Boris Bittker, the eminent tax law professor who was at Yale Law School for almost 60 years, died last week at the age of 88. He was an extraordinary man whose work continues to interest younger generations of tax academics despite all the changes in intellectual life over the last few decades.
I never knew Bittker personally, even though I attended Yale Law School while he was still teaching. I took all of my tax courses with Marvin Chirelstein, whose delightful wit made me think him the preferable choice. When I was a student there, Bittker had a reputation as a bit of a curmudgeon, although actually not in a way that did him personally any discredit. The story was that he was more or less tired of spending his time talking to people who didn't know or understand the subject nearly as well as he did. So in a way it was a tribute to his intelligence and knowledge, as well as his taste for more penetrating conversation than we callow twenty-somethings could offer him.
In a recent article of mine, concerning tax expenditures and published in a recent Tax Law Review, I invoked the old Isaiah Berlin phrase about the fox who knows many things and the hedgehog who knows one big thing. Bittker was the fox, and Stanley Surrey the hedgehog. Bittker is famous for his naysaying when people such as Surrey tried, as he saw it, to over-simplify in support of big themes. I do feel that Bittker was a bit too much of a nihilist, sometimes overly pooh-poohing important things in the interest of contrarian exactitude. But on the other hand, this is a man who, in the 1960s, before economics reasoning and training had greatly penetrated law schools, outpointed leading public economics figures in economics. I am thinking of the "comprehensive tax base" debate, where he hit them with the theory of the second best (under which minimizing total distortion need not imply minimizing the number of separately countable errors). But still I think he was on the wrong side of that fight overall. Another thing I said about him in that TLR article was that his response to Surrey, in their debate concerning tax expenditures, was a "yes, but" that read like a "no."
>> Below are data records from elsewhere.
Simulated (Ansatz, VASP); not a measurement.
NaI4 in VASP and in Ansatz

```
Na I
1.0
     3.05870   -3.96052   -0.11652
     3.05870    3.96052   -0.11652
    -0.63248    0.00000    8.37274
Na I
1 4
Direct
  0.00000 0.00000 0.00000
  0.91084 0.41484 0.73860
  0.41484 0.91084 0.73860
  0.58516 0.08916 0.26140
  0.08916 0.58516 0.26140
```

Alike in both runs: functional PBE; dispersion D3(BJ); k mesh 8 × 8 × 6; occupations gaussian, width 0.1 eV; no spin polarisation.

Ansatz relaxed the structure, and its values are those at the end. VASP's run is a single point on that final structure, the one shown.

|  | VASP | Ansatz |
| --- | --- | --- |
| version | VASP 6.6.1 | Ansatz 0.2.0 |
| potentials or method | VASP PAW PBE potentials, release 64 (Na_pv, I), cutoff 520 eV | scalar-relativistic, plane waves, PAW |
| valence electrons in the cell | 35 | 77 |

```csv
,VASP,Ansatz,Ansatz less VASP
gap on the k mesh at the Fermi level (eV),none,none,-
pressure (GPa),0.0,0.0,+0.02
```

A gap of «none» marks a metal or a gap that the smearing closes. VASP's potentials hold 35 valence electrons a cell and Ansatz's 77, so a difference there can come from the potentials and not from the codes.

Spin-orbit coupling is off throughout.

While Bittker sometimes pushed his contrarianism too far, obscuring important points because they needed to be qualified in this way or that, his stance was quite aesthetically appealing. He also had a distinctive voice as a writer, witty and controlled, that made a striking contrast with the usual run of the mill. He was a person who we contrarian younger folk, not always very impressed with the immediately preceding generation, admired even if, with the passage of time, we were going a different way.